Crypto news

20.06.2026
18:28

Cryptocurrency in Russian banking apps: when and in what form?

Russian retail will soon be able to buy digital assets directly through banking apps, bypassing third-party exchanges. This scenario is no longer a hypothesis, but a matter of time and legislative frameworks.

A consensus is forming in the market: the integration of cryptocurrencies and digital financial assets (DFAs) into familiar banking interfaces is inevitable. However, as is often the case with regulated markets, the devil is in the details. The main question now is not "whether it will happen," but "in what form" and "who will benefit from this transformation."

Two Poles of One Market

Analysis shows that implementation will divide retail clients into two distinct segments. For beginners, a banking app will become the ideal "gateway" to the world of digital currencies. They won't need to understand seed phrases and private keys — a familiar interface, brand trust, and built-in security will do the job. Banks here have a colossal advantage over any P2P exchange.

On the other hand, experienced traders and investors are unlikely to move into banking "sandboxes." For them, deep liquidity, minimal spreads, anonymity, and access to global exchanges and DeFi protocols are critical. In this niche, banks will not be able to compete with specialized platforms, and the gray zone of exchanges for this audience will persist.

Who Will Be First?

Starting opportunities are equal for all players, but large banks with developed brokerage infrastructure will be able to scale faster. Their main obstacle is not technology, but a lack of specialized blockchain expertise within organizations. Almost all leading financial institutions in the country have already announced plans to implement crypto services. As soon as clear rules of the game emerge, regional banks will join them, for whom this will become an excellent driver of new revenue.

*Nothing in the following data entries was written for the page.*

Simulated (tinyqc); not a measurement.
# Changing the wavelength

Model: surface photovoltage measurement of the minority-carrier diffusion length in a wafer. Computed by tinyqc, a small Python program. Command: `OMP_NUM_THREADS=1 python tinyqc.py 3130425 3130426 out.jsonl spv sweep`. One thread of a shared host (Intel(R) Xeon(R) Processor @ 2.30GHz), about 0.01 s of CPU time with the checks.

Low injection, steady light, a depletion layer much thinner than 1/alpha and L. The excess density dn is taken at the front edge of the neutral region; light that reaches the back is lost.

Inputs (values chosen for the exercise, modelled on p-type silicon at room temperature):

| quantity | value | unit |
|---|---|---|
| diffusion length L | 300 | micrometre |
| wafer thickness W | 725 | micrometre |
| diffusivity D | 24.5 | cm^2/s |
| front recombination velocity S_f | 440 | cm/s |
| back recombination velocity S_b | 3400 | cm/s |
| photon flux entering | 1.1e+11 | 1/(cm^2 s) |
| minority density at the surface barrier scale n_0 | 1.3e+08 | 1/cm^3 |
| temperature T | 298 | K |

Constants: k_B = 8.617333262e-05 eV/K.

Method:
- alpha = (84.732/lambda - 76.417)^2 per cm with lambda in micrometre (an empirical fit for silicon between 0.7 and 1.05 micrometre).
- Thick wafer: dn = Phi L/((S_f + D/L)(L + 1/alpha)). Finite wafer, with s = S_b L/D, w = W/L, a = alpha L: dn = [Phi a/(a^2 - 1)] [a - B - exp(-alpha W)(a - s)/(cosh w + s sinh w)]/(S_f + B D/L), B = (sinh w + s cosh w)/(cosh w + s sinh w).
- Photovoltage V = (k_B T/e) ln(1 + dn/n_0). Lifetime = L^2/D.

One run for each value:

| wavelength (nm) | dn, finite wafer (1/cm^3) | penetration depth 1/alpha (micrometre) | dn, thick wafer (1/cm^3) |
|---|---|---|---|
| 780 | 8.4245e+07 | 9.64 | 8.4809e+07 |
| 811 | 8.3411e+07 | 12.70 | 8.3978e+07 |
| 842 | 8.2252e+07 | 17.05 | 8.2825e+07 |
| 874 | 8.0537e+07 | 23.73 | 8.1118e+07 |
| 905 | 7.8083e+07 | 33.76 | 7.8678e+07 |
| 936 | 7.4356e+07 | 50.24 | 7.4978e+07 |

The Fate of the "Gray" Market

Legalization through banks will significantly shrink the share of shadow exchanges, especially in the mass segment. However, it will not be possible to completely eliminate them. The professional audience will continue to choose anonymity and global liquidity pools. Additionally, the new law introduces criminal and administrative liability for unlicensed points, which will force major players to legalize but will not destroy the demand for alternative channels.

Analyst's Conclusions

My view on the situation: We are witnessing a classic process of the market "becoming respectable." Banks will take over "white" retail clients who want simplicity and security. This is a colossal influx of new users into the industry. But the "heart" of the crypto market — professional traders and large investors — will remain on decentralized and international platforms. Regulatory risks are the main brake, but once the law is passed (expected by the end of July), we will see an avalanche-like launch of banking crypto services. The key question: will banks be able to offer competitive conditions for experienced players, or will they forever remain "entry gates" for beginners?